At the same time, the Des Moines, Indianola and Missouri Railroad built a 21 mile route from Des Moines, to Indianola, Iowa.
This mainline connected critical towns in North Central Missouri, such as Trenton and Princeton. It also continued to Davenport, Iowa on the east.
By 1876, the DMI&M became a part of the Iowa Southern and Missouri Northern Railroad, becoming a part of the Chicago, Rock Island & Pacific in 1880. The C&SW followed suit in 1878.
While effective at transferring goods and customers from Eastern Iowa to St. Joseph, the railroad failed to connect Des Moines or Kansas City.
In 1911, the St. Paul and Kansas City Short Line Railroad made a connection from Carlisle, Iowa to Allerton, Iowa. This line would be completed by 1913.

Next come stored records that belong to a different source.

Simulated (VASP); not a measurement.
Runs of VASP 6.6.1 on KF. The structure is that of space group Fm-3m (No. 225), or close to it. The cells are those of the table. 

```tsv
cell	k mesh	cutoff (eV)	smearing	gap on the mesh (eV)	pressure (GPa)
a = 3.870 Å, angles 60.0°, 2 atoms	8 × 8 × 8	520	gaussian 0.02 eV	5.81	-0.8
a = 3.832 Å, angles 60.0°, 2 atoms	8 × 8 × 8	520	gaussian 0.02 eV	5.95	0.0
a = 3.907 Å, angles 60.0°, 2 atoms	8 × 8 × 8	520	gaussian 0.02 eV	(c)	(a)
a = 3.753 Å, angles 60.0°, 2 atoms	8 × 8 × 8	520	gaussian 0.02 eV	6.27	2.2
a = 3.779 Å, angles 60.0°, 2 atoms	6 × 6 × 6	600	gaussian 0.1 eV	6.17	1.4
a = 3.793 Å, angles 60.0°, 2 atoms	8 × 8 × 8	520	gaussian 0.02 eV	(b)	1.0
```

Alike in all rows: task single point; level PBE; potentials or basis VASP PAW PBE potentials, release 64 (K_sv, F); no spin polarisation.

While an independent railroad on paper, the Short Line was actually operated by the Rock Island. Another extension would be made in 1931, connecting to Kansas City from a junction point near Jamesport, Missouri.
Two uses of the Chicago, Milwaukee St. Paul & Pacific tracks were required; both from Polo to Lawson, and from Mosby to Kansas City.
The Short Line would be fully absorbed by 1948. The Rock Island operated this route as a critical mainline. Further extensions to the north fully connected Kansas City and Saint Paul with a direct route.
The Rock Island oftentimes had financial issues. By 1980, the deterioration and severity of these issues led to an abandonment.
The redeeming factor for the line was an interest by Chicago & North Western Railway, who wanted a more reliable route to Kansas City from Des Moines.
In June of 1983, the C&NW acquired the line and began reconstructing it to meet operational standards. By 1995, the C&NW became a part of the Union Pacific Railroad.
Presently, this route is operated as the Union Pacific Trenton Subdivision, and is a mainline between Kansas City and Iowa.
View an article regarding the construction of this route.
This small Warren Through Truss bridge crosses Shoal Creek near Kingston.
Built in 1931 when the Rock Island built this new line through the area, this truss is heavily built up.
This truss is one of the most built up in the area. It has riveted connections and a massive A-Frame portal. The bridge sits on concrete substructures.
Originally built with trestle approaches, it currently is approached by precast concrete spans. It is likely that the bridge was also rehabilitated at this time.
The author ranks this bridge as being moderately significant, due to the truss design.
The photo above is looking south across the bridge.